By Stokes' theorem, the line integral of [tex]\vec F[/tex] over [tex]C[/tex] is given by the surface integral of the curl of [tex]\vec F[/tex] over [tex]S[/tex], where [tex]S[/tex] is the region of intersection of the plane [tex]z=y+6[/tex] and the cylinder [tex]x^2+y^2=1[/tex] with [tex]S[/tex] having positive/upward orientation.
Parameterize [tex]S[/tex] by
[tex]\vec s(u,v)=u\cos v\,\vec\imath+u\sin v\,\vec\jmath+(u\sin v+6)\,\vec k[/tex]
with [tex]0\le u\le1[/tex] and [tex]0\le v\le2\pi[/tex].
Take the normal vector to [tex]S[/tex] to be
[tex]\vec s_u\times\vec s_v=-u\,\vec\jmath+u\,\vec k[/tex]
The curl of [tex]\vec F[/tex] is
[tex]\nabla\times\vec F(x,y,z)=(1-x)\,\vec\imath-\vec\jmath+(z-2)\,\vec k[/tex]
Then the line integral is equivalent to
[tex]\displaystyle\int_C\vec F\cdot\mathrm d\vec r=\iint_S(\nabla\times\vec F)\cdot\mathrm d\vec S[/tex]

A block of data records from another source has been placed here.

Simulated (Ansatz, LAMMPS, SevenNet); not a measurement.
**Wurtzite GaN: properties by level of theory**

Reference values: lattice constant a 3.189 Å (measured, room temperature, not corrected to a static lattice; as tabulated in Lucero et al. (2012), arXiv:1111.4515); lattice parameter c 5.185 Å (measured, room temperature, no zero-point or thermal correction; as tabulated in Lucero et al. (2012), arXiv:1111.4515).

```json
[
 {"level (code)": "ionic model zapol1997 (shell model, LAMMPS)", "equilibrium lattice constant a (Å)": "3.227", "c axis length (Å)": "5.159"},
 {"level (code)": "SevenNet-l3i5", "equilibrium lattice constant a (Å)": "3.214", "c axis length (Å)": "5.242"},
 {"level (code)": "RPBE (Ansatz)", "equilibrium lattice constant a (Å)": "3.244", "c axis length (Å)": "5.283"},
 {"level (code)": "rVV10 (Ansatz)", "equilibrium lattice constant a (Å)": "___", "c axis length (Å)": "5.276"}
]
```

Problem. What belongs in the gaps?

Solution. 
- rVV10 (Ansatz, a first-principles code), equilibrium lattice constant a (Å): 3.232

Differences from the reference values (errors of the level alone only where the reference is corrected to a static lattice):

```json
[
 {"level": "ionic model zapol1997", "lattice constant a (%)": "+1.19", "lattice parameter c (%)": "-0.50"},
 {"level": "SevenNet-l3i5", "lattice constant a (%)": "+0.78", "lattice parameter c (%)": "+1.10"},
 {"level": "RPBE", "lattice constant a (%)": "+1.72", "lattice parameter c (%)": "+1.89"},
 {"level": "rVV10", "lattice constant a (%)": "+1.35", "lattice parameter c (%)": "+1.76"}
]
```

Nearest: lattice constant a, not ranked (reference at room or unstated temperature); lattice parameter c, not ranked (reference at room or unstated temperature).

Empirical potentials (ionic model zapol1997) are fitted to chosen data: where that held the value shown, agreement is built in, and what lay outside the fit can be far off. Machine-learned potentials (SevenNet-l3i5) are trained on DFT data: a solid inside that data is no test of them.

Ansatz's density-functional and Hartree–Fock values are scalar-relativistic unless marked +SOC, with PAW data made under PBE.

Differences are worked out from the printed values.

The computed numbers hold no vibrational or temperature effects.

[tex]=\displaystyle\int_0^{2\pi}\int_0^1\bigg((1-u\cos v)\,\vec\imath-\vec\jmath+(u\sin v+4)\,\vec k\bigg)\cdot\bigg(-u\,\vec\jmath+u\,\vec k\bigg)\,\mathrm du\,\mathrm dv[/tex]
[tex]=\displaystyle\int_0^{2\pi}\int_0^1(5u+u^2\sin v)\,\mathrm du\,\mathrm dv=\boxed{5\pi}[/tex]